Analysis: Persephone’s Feeling
By Miss T/MythIsaMirror
What is it?
In Episode 131, “Interview with the Barley Mother,” Persephone says,
“My name is Kore, and I was born to be the Goddess of Spring. Aside from natural powers, I was also born with a feeling… When I was young, it was barely a whisper… Every day, my powers grew, and the climb was exhilarating. But then, one day, I peaked… And from then on, every day felt the same. Every day was the same. Suddenly, the feeling was no longer quiet.”

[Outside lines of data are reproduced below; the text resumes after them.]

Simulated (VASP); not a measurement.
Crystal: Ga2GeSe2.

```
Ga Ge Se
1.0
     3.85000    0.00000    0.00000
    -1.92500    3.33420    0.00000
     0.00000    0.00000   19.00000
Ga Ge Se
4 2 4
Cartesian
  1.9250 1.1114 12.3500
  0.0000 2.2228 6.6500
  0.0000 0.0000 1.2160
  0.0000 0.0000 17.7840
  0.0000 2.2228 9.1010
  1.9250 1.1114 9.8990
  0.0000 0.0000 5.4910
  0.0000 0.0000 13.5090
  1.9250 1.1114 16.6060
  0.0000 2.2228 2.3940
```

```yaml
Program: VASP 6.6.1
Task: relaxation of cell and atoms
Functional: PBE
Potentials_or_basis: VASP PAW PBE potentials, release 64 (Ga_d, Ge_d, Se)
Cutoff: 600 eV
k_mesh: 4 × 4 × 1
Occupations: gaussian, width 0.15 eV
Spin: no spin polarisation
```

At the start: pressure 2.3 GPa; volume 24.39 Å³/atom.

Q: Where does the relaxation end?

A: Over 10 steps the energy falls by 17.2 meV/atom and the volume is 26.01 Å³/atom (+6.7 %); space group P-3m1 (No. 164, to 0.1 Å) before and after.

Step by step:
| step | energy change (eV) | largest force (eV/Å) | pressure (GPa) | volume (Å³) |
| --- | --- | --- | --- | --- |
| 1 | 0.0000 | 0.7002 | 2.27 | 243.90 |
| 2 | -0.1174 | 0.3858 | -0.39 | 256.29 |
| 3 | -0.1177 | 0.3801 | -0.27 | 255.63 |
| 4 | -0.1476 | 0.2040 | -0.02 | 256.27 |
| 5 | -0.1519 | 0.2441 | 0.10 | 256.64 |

In Episode 132, Persephone explains that she felt out of her body as the feeling couldn’t be stopped and a man was killed. Her horror and shame then made her body grow over large and cause further mortal deaths. This feeling she describes touches on so many different facets of Persephone’s life, image, and mentality, it is hard to define. In our weekly recap on Instagram, we suggested it could be related to any or all of these topics:
Ambition
The eyes of this feeling see Persephone even when she tries to ignore them and her mother hides her away. Is it seductive because it sees her when others don’t? Persephone worries about being immortalized as a forever-child, cereal figurehead. She also lives with the reality of being disrespected as a minor goddess or village girl by man - mortals, Ares, Apollo, Zeus, and others.
Repressed Self
Much like Hades, Persephone has vivid nightmares. The feeling seems to be similar to the voice in her dreams and her mirror self. In one, Demeter locked her in a greenhouse with no doors. In another, Hades asked to come into the greenhouse and spoke about her ambition. Demeter and Hades both hinder and help her struggle with identity, self-awareness, and purpose. She seems to push away these voices just as she tried to ignore the feeling.
Dark Side
In many ancient cultures, nature outside settlements was feared and personified in myth as monsters, the struggle between civilization versus chaos. Women often represented chaos or figures drawn to chaos where men represented heros who brought order. Then came terms such as “hedge” witch. The hedge is the outer border of a settlement. Magic, disorder, and peril exist beyond the border of civiliation. Persephone’s feeling seems to come from these natural, dark, hedge-like borders.
Chaotic, fertility power
Persephone’s true nature and purpose is much like her version of Spring - wild and chaotic. Her natural fertility power is strong enough to grow a giant tree where nothing else can grow. That power is also dangerous. The danger seems to come when it is repressed too long or others hurt the ones she loves.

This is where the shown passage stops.